Dusty Springfield – Once Upon a Time: 1964-1969 (Reelin’ in the Years, 2010)
One Upon a Time: 1964-1969 is one of four documentaries released as part of a five-DVD British Invasion box set by Reelin’ in the Years Productions. Of the four artists profiles (which also include Gerry and the Pacemakers, the Small Faces and Herman’s Hermits), Dusty Springfield made perhaps the largest artistic impact on America. Herman’s Hermits had more hits, and the Small Faces were a bigger influence on the mod movement in the UK, but Springfield’s key works, “I Only Want to Be With You,” Bacharach & David’s “Wishin’ and Hopin’,” “You Don’t Have to Say You Love Me,” and especially “Son of a Preacher Man” harbored a soulfulness that none of her UK peers could match. She exuded class in her demure, self-contained dance moves, elegant frilled blouses and long skirts.
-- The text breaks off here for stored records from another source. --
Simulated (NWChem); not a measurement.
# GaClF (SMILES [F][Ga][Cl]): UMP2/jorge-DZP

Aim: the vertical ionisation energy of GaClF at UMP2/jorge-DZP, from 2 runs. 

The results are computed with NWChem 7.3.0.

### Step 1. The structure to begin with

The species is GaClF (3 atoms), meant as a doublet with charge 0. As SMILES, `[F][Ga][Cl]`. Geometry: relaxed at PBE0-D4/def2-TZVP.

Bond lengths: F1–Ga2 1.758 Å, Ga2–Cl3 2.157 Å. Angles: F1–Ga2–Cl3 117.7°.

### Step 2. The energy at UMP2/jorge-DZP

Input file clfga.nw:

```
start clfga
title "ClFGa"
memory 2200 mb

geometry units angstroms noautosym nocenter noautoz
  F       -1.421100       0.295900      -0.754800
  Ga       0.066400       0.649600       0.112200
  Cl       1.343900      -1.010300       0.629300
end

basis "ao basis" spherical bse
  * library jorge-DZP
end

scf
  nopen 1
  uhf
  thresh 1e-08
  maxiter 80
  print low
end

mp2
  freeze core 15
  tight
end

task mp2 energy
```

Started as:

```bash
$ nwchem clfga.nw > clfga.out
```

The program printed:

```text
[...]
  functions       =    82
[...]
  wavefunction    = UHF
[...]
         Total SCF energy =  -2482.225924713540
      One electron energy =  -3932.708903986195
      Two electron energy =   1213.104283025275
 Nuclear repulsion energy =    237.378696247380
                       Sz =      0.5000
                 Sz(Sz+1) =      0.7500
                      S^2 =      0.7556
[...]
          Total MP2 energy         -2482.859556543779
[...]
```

As with many pop stars of the era, Springfield’s television appearances mixed lip-synching and live performances. Unlike most others, though, her lip-synching was truly expressive. While others simply mimed their vocals, Springfield acted them out with her movements, doing with her body and face what she’d already done with her voice in the studio. Better yet, she was a great live singer, as evidenced by a terrific 1965 performance of “All Cried Out” on the Ed Sullivan show and 1966 NME poll winner’s performances of “In the Middle of Nowhere” and “You Don’t Have to Say You Love Me.” She exhorts the crowd while singing covers of Betty Everett’s “I Can’t Hear You” and Otis Redding’s “Shake,” and without a monitor speaker in sight, delivers pitch-perfect vocals.
Springfield had greater chart success in the UK than the US, but even songs that failed to conquer the states, such as “Some of Your Lovin’” and Bacharach and David’s “I Just Don’t Know What To Do With Myself,” were strong enough to lodge in the ears of American fans. Even her lower-charting US hits, such as “Stay Awhile” (perfectly covered in 1978 by Rachel Sweet) remain familiar. In 1968 Springfield took her singing to a new level with the sessions that resulted in the album Dusty in Memphis and the single “Son of a Preacher Man.” Amid players and producers whose music had provided the template for her own recordings, she sang with a reserve that spoke to her underlying strength rather than the explicit power she could unleash. Her gospel phrasings and confessional tone gave the hit an intimacy with which listeners connected on a deep, emotional level. Amazingly, the single only reached #10 and became her last hit until a 1987 teaming with the Pet Shop Boys on “What Have I Done to Deserve This?”
This 69-minute documentary includes sixteen performances, each of which (and four more) can be seen in full in the DVD’s extras. There’s also a 24-page booklet that’s stuffed with liner notes by Annie Randall, photos, ephemera and credits. Period interview clips with Springfield from 1964, 1971 and 1978 and contemporary interviews with two of her backup singers (Madeline Bell and Simon Bell) and Burt Bacharach provide interesting personal reflections. The details of Springfield’s anti-apartheid contract clause (for shows in South Africa) are particularly enlightening. The performances are terrific, but, in the end, the documentary doesn’t tell enough of Springfield’s story, and fails to explain (as the liner notes do) why her commercial success faded at the end of the ‘60s. This is worth seeing, particularly for fans, but if you’re interested more generally in the British Invasion, the volumes on the Small Faces and Herman’s Hermits are better documentaries.